The issue of how ACs are represented is becoming increasingly debated (reviews: Borghi et al., 2017; Dove, 2016 research issues: Bolognesi & Steen, 2018; Borghi et al., 2018b; Tomasino & Rumiati, 2013). To account for them, the recent multiple representation views have bridged the most insightful principles of embodied/grounded (Barsalou, 2016; Glenberg & Gallese, 2012; Pulvermüller & Fadiga, 2010) and distributional views of meaning (Landauer & Dumais, 1997), highlighting the role of both sensorimotor and linguistic experience (Andrews et al., 2014). Multiple representation views propose that sensorimotor experience is crucial for all concepts, especially for CCs. ACs would instead evoke linguistic, social, and inner experiences (interoception, emotions) to a greater extent than CCs (Borghi et al., 2018a; Dove, 2016; Newcombe et al., 2012; Vigliocco et al., 2013).
Some multiple representation views have mostly emphasised the importance of language for ACs, intending language as an instrument that helps thought processes (Dove, 2014, 2018; Dove et al., 2020). A major role of language(s) for abstract concepts is also in keeping with the view according to which ACs boundaries are arbitrary and more influenced by spoken languages and cultures than those of concepts learned through sensorimotor experience in more stable environments (Zannino et al., 2015). This proposal highlights the importance of natural languages in conveying the cultural stipulations relevant to arbitrary concept boundaries, which might be more typical of ACs than CCs.
Within multiple representation views, the Words As social Tools (WAT) proposal highlights the role linguistic and social experience play for ACs acquisition and representation (Borghi et al., 2019).
Abstract concept and mouth motor activation
The hypothesis that linguistic experience is crucial for ACs is supported by evidence showing that they activate the mouth motor system more than CCs. Specifically, rating and fMRI studies have demonstrated that ACs, and especially mental states ones(e.g., “thought,” “logics,” “remembering the past”), evoke actions performed with the mouth (Ghio et al., 2013) and engage the mouth motor system (Dreyer & Pulvermüller, 2018). Furthermore, facilitation for ACs compared with CCs was found across many studies and tasks when participants used the mouth instead of the hand as response effector; reviews Borghi et al., 2019; Dove et al., 2020).
In two studies mimicking conceptual acquisition, in which adults were presented with novel categories and novel names, we found that concrete words were processed faster than abstract ones, consistently with the concreteness effect. More crucially, in a property verification task, the first yielded faster responses with the hand, the second with the mouth (Borghi et al., 2011; Granito et al., 2015). In a further task with Italian words, we found that when participants had to decide whether a concrete or abstract word matched with a definition, the advantage of the hand over the mouth responses was reduced with abstract words (Borghi & Zarcone, 2016). The advantage of the mouth over the hand effector was not present in a lexical decision task, but it reappeared in a word recognition task (Mazzuca et al., 2018).

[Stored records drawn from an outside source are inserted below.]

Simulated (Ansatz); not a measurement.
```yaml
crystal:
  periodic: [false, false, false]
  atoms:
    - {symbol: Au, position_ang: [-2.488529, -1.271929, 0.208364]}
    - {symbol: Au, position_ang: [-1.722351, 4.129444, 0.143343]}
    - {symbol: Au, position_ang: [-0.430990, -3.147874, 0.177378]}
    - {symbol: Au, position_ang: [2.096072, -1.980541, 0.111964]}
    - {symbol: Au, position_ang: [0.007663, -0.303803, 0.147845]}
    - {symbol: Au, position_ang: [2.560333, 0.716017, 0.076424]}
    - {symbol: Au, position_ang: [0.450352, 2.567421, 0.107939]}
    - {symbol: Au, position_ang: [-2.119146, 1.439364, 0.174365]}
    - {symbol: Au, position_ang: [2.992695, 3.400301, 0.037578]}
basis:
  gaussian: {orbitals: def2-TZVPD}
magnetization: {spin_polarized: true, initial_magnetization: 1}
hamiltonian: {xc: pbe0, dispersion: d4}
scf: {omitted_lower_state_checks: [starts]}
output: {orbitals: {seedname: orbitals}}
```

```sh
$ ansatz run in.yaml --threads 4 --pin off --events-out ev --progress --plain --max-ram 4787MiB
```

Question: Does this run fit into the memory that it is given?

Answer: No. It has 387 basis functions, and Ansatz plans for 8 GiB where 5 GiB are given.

These facilitation effects obtained when the mouth was the response effector are flanked by interference effects, found when the mouth was actively occupied while performing a task. For example, the perceived difficulty of concrete but not abstract words was reduced when participants had to chew gum while evaluating words’ difficulty (Villani et al., 2020). Results showed that a device actively involving mouth movements, such as the pacifier, also affects children’s conceptual acquisition and may make the learning of abstract concepts more difficult. Two studies, one on first-graders and another on third-graders, suggested that those who had used the pacifier for more than three years had a different way to define abstract words and employed slower response times in processing abstract than concrete words (Barca et al., 2017, 2020)
Overall, these studies reveal facilitation for ACs compared with CCs when participants used the mouth instead of the hand as response effector and interference when the mouth was actively involved in another motor task,(e.g., chewing), during conceptual processing. As argued elsewhere, the involvement of the mouth motor system, even though clearly linked to language, can be due to different mechanisms. We might re-enact the linguistic acquisition of ACs during their processing, or we might need to inner search for their meaning. Finally, we might need to ask other people for information on their meaning. These processes are not mutually exclusive and might involve inner speech.
Abstract concepts and inner speech
This study aims to shed light on the function of mouth activation for ACs. Specifically, it tests the hypothesis that such activation is due to the use of inner speech (IS) during abstract words processing and that the articulatory suppression interferes with such processing.
The notion of inner speech has a long story and is hotly debated in recent literature (review: Langland-Hassan & Vicente, 2018). It gained popularity in Vygotsky’s (1932/1986) theory of cognitive development. While Piaget (1945/1976) intended language as driven by thought, Vygotsky proposed that language, and particularly inner speech, was an instrument for thought. According to Vygotsky, inner speech is the outcome of a developmental process and consists of an initially outer speech that becomes internalised (Trimbur, 1987); it is a sort of self-regulative inner conversation. Later, within models of working memory, inner speech was intended as an active rehearsal mechanism using offline speech planning processes (Baddeley, 1992). Recent studies focus on the functions of inner speech (e.g., behaviour regulation, Clark & Toribio, 2012) and of its components. In accordance with Nalborczyk et al., 2018, inner speech can be conceived: “as a physical process that unfolds over time, leading to an enactive re-creation of auditory percepts, via the simulation of articulatory actions” (for reviews, see Alderson-Day & Fernyhough, 2015; Lœvenbruck et al., 2018; Perrone-Bertolotti et al., 2014).
Inner speech includes an (auditory-phonological) sensory, a semantic, and an articulatory component that might also involve motor imagery of the mouth movements. Hence, inner speech and overt speech share many linguistic and structural features (Alderson-Day & Fernyhough, 2015). Evidence supporting this perspective shows that while silently reading words (Topolinski et al., 2014; Topolinski & Strack, 2009), we have a motor intention, (i.e., we covertly articulate the speech gesture which has the goal of a particular sound).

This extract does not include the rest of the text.